U.S. consumers have had their fill of expensive, contract-based phone plans.
Figures from T-Mobile USA on Thursday, added to earlier reports from other companies, indicate that the U.S. wireless industry lost subscribers from contract-based plans for the first time in the first quarter. Contract-based plans are the most lucrative ones for phone companies. The industry default over the past several decades, they account for the vast majority of revenue at the big phone companies.
The seven largest U.S. phone companies, representing more than 95 percent of the market, lost a combined 52,000 subscribers from contract-based plans in the January to March period, according to a tally by the Associated Press. The companies have a combined 220 million devices on such plans, accounting for about two-thirds of the total number of devices.
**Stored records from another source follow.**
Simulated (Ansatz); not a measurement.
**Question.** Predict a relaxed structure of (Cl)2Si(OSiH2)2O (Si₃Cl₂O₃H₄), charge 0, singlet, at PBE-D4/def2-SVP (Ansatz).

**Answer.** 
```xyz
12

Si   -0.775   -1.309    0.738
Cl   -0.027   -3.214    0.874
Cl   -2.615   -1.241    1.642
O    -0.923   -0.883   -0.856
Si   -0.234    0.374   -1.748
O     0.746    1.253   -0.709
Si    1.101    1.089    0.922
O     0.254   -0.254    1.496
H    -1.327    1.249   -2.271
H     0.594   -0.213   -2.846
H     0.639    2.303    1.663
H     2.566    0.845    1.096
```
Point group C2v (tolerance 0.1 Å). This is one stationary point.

Since nearly every adult, and many children and teenagers, already have phones, there's little room for growth anymore. But subscribers are also flowing to cheaper, no-contract plans, which showed an increase of at least 2 million. That figure, however, is down from more than 5 million in the same quarter a year ago.
The industry is also adding millions of non-phone devices, like smart energy meters. These so-called "machine-to-machine" connections usually carry very low monthly fees, on the order of a few dollars per month.
For example, AT&T subscribers on contract-based plans pay an average of $64.46 per month, while other AT&T customers pay an average of $11.52 per month.
T-Mobile's report comes on the last day of the U.S. cellphone industry's annual trade show in New Orleans. At the show, companies talked about various ways of boosting their business outside phones. For instance, AT&T launched a home security and automation business, and the head of its wireless business, Ralph de la Vega, said the company is getting closer to launching family data plans, which would allow the sharing of one "bucket" of data among various devices and family members. That could encourage people who already have a smartphone to get a tablet with data service as well. Verizon Wireless has already announced that it is introducing such plans this summer.
The first quarter is a seasonally weak one for contract-based plans, and the industry is likely to show some subscriber additions for the whole of the year. But the gains will be spread unevenly over the phone companies. For the last year and half, the four nationwide phone companies have added or lost subscribers in order of size: Verizon Wireless, the largest, has gained the most, followed by AT&T Inc. Sprint Nextel Corp., No. 3 in size, has mostly lost subscribers, while No. 4 T-Mobile has done so consistently. That poses a conundrum for regulators who want to preserve vibrant competition in the industry.
AT&T launched a major bid to consolidate the industry last year by striking a deal to buy T-Mobile for $39 billion, but the project was scuttled by regulators who said it would reduce competition and raise prices for consumers. On Wednesday, Bloomberg News, citing anonymous sources, reported that T-Mobile was in talks to buy MetroPCS Communications Inc., the fifth-largest cellphone company in the U.S. However, the combination would be difficult to manage, since the companies have incompatible networks. Branding could pose a challenge too: T-Mobile wants to appeal to business customers, while MetroPCS sells almost exclusively to low-income, urban households. Acquisition talk surrounding MetroPCS surfaces from time to time, but no deals have resulted.
The AP's tally of subscribers excludes some contract-based machine-to-machine connections reported by T-Mobile. The company also added 435,000 prepaying subscribers of all kinds in the quarter, which was the best result in more than two years for that category. T-Mobile credits its new prepaid monthly plans with fast "4G" data service for the increase.
Overall revenue at T-Mobile USA, a unit of Deutsche Telekom AG of Germany, fell 2 percent from a year ago.